It has been a pretty good couple of weeks for Pandora. The internet streamer showed up at the top of Ando Media’s latest Internet radio ranker. Then a study came out raising questions regarding Pandora listener fatigue, and the service's fans (or perhaps hopeful vendors) rushed to their defense declaring:
I worry about studies like this, because they tempt the broadcaster to lean back and say "look, see--Pandora's a fad." Nothing could be further from the truth, as Clear Channel, CBS and other webcasters can attest, since Pandora is cleaning their clocks right now online.
Soon after the ratings were released, a number of companies used this year’s Consumer Electronics Show (CES) to announce deals to offer Pandora enabled mobile entertainment systems.

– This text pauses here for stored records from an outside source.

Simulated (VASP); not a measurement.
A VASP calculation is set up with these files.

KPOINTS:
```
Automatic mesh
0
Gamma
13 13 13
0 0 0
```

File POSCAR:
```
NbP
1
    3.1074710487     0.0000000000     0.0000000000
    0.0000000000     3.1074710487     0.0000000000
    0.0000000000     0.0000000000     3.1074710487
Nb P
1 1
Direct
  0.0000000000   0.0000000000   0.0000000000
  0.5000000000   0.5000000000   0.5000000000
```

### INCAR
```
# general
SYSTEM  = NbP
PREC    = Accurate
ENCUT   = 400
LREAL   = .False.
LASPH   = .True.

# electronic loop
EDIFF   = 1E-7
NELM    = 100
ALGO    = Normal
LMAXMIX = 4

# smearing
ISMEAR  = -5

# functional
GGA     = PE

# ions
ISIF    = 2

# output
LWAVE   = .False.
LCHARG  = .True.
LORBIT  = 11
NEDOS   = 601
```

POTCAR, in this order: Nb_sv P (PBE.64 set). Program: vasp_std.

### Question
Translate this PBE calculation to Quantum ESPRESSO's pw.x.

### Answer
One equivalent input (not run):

This is how the Wall Street Journal reported the news:
Pandora Inc. has struck a deal with electronics maker Pioneer Corp. that promises to make it easier for drivers to listen to its personalized radio service in cars-bringing Internet radio one step closer to snagging a built-in spot on dashboards. The development represents a direct challenge to broadcasters of satellite and traditional radio, who have long dreaded the arrival of Internet radio in cars.
Back in November we noted that venture capitalists Crosslink Capital, Labrador Venture Partners, Selby Venture Partners and WaldenVC had thus far poured $56.3 million into the company. They must have been very pleased with all the coverage.
The deals Pandora cut with Ford, Pioneer, and Alpine might seem major breakthroughs for a company touted as the future of radio, one that is “cleaning the clocks of Clear Channel and CBS.” You might be tempted to agree with the Wall Street Journal that with Pandora on the dashboard, radio’s dominance in the car is over, but hold on a minute.
Take a look at this press release from 1998:
XM Satellite Radio today announced agreements with leading radio manufacturers bringing satellite radio a giant step closer to American consumers....Hugh Panero, President and CEO of XM, announced that the company has signed agreements with Alpine Electronics, Pioneer Electronics, and Sharp Corporation to manufacture and distribute XM-capable radios and audio systems.
We know how that turned out. The company merged with Sirius, needed Liberty Satellite to bail it out, is losing subscribers, and the stock sells for less than 70 cents.
But in the short term the announcement gave the new company a PR boost, temporarily helped the stock price, and made Pioneer and Alpine a few bucks. Did it have any lasting impact on the success of XM and its impact on radio? No.
Today’s deals signed with Ford, Pioneer, and Alpine will ultimately have less impact on Pandora than the XM deals had. But it may help the company’s backers get their money back.
To understand why Pandora, Slacker, and the other pure Internet radio companies seem to attract so much attention, one has to go back to the Internet bubble of the late 1990s when venture capitalists threw money at any half baked idea having to do with the Internet. A good place to start is John Cassidy’s dot.con. Subtitled How America lost its mind and money in the internet era, The book explains:
Depending on which Wall Street or Silicon Valley guru you listened to, the Internet was the most revolutionary development since the electric dynomo, the printing press, or the wheel. The most striking manifestation of this thinking was the extrodinary prices that people were willing to pay to invest in Internet companies.
The dot-com bubble burst for most types of businesses, but not for media. There is still the belief among many that while the Internet may not have transformed groceries (think Webvan) or pet food (think Pets.com), it will still transform media. Given what has happened to newspapers, that might seem reasonable. However, the fate of one medium like newspaper does not necessarily mean that radio will follow in it's path.
That’s why money continues to pour into Internet radio in staggering amounts, $56 Million into Pandora, $70 Million into Slacker, $30 Million to Imeem, and $16 Million to Goom . That’s just the players that are still playing. Add the investments in music services and already failed companies like Spirilfrog and we’re talking about some real money.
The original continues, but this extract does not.